1. Create palette of size 2
2. Create palette of size 4
3. Create palette of size 16
4. Create palette of size 256

5. Encode (Slow and Simple)
6. Encode (Fast)

7. Decode [ PROVIDED FOR YOU ]

8. Set Block Size to 4x4x4
9. Set Block Size to 8x8x8
10. Set Block Size to 16x16x16

11. Select Hash Function H1
12. Select Hash Function H2
13. Select Hash Function H3

14. Use Custom Hashtable with separate chaining
15. Use Custom Hashtable with linear probing

Note that 15 is needed only if you do a certain extra credit option.

Application Starter Code

This code is similar in some ways to the A2 (Image Enhancer) starter code, but it is tailored to this assignment. There is no user-interfacing left to do. For example, each of the menu items you might need will be already created by the starter code. Stubs or partial implementations are provided for the methods you will need to write.

The starter code is a stripped-down application with the name "Image Analyzer": (ImageAnalyzer.java). You should not need to modify this file. One additional Java file is provided: IndexedColor.java, which is where you will add your own code to the application (other than your custom hash table files).

Several image files are provided. They are included in the zip archive.

Instrument the Code and Report Performance Statistics

Reporting of stats: Report the following at the end of the color counting step and again at the end of the encoding step. This can be done using System.out.println();

  which hash function is currently in use.
    (and if you are using anything other than
    separate chaining, without rehashing, report
    what hash table policies are in force.

  number of pixels in the image.
  number of distinct color bins (i.e., number of POSSIBLE distinct keys
      in the hashtable).
  tableSize of the hashtable.
  number of key-value pairs in the hashtable.
  load factor.

You will be testing how various hash functions perform in terms of collisions and execution time.

When executing operations using your custom hashtable, add the following to the printed statistics after palette construction.

  average number of collisions per insertion.
  maximum number of collisions for any one insertion.
  average number of collisions per get operation.

Implement 3 hash functions

H1: map block B = (Br, Bg, Bb) by
 exclusive or'ing Br, Bg, and Bb together.

H2: second hash function, h2() defined in Part I.

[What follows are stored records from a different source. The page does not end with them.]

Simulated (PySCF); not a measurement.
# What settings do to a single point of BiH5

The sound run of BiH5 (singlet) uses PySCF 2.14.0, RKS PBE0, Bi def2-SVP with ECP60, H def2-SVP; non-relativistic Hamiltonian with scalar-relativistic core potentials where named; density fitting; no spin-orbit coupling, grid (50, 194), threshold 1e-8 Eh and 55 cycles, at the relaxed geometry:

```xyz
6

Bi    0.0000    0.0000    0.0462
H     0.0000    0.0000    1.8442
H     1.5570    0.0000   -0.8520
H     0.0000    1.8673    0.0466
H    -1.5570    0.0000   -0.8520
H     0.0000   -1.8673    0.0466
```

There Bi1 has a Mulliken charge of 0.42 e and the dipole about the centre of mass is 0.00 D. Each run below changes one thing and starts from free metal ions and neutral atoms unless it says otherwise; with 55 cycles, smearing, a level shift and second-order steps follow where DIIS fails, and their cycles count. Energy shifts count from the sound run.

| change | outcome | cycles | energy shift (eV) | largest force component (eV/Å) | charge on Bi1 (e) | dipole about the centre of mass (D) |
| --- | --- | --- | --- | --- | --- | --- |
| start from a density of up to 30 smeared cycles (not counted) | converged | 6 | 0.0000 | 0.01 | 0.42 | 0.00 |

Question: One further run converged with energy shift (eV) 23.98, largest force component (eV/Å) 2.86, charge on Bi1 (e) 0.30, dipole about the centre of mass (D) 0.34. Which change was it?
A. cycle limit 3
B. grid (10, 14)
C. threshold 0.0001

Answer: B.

H3: map block B by converting B to a string
  and using Java's string hashcode method.
 (You may do this in your own way.  Different solutions
    should end up behaving differently.)

Implement the Popularity Algorithm

Using the current parameters for block size s and U set by the user via the menu, process the current image and build the color table. Then encode the pixel array getting an array (2-dimensional) of int values. At the end of this step, enable the Decode menu item.

Test Data

Four test images are provided here. They are included in the new zip file linked above. One is the UW-Campus-1961.jpg The other is the (very small) image q3Image.png that corresponds to the example you worked by hand in Part I. Another is an image of Mount Rainier at a somewhat low resolution, that should be loaded automatically when your program starts.

Extra Credit

(Option A4E2) (5 points). Implement a second inner class within CustomHashtables.java with the name LinearProbingHashTable. This kind of hash table should use "open addressing" rather than separate chaining, and it should resolve collisions using linear probing. If you don't implement rehashing for this hash table, then choose an initial size that is large enough to accommodate the data of the following test. Compare the performance of the two collision-resolution methods by running both collision methods on palette construction for the UW-Campus image that comes with the starter code. In the comparison, use a block size of 16x16x16 and a palette size of 16. Describe clearly in your README.txt file what you did (including table sizes and final load factors) and what the results were.

(Option A4E3) (5 points). Create an Excel or similar spreadsheet that provides the following data. For each image in {q3Image.png, Mt-Rainier.jpg, UW-Campus-1961.jpg}, and for each hash function in {h1, h2, h3}, using block size 16 and palette size 256, and the fast encoding method the following results: number of pixels, encoding time, and number of hash collisions. There should be nine entries of three values each (pixels, encoding time, collisions) in this spreadsheet table.

Then add another table to your spreadsheet that shows, for the Mt-Rainier image alone, and for a size-256 palette and block size 16, for each of the two encoding methods (slow-and-simple, fast), and for each of hash functions (h1, h2, and h3), the resulting encoding time and number of collisions. There should be six entries (of two values each) in this spreadsheet table. If you also implemented the LinearProbingHashTable, include six more results for it in this second table (or create a third table for it). Turn in only a PDF of this spreadsheet. Your tables must clearly label each row and column, and not just give the data.

README.txt File

Create a .txt file named README.txt. In it, include the following.

 Your name and UWNetID
 
 1. Which extra credit options you implemented, if any, in both Part IIA and Part IIB.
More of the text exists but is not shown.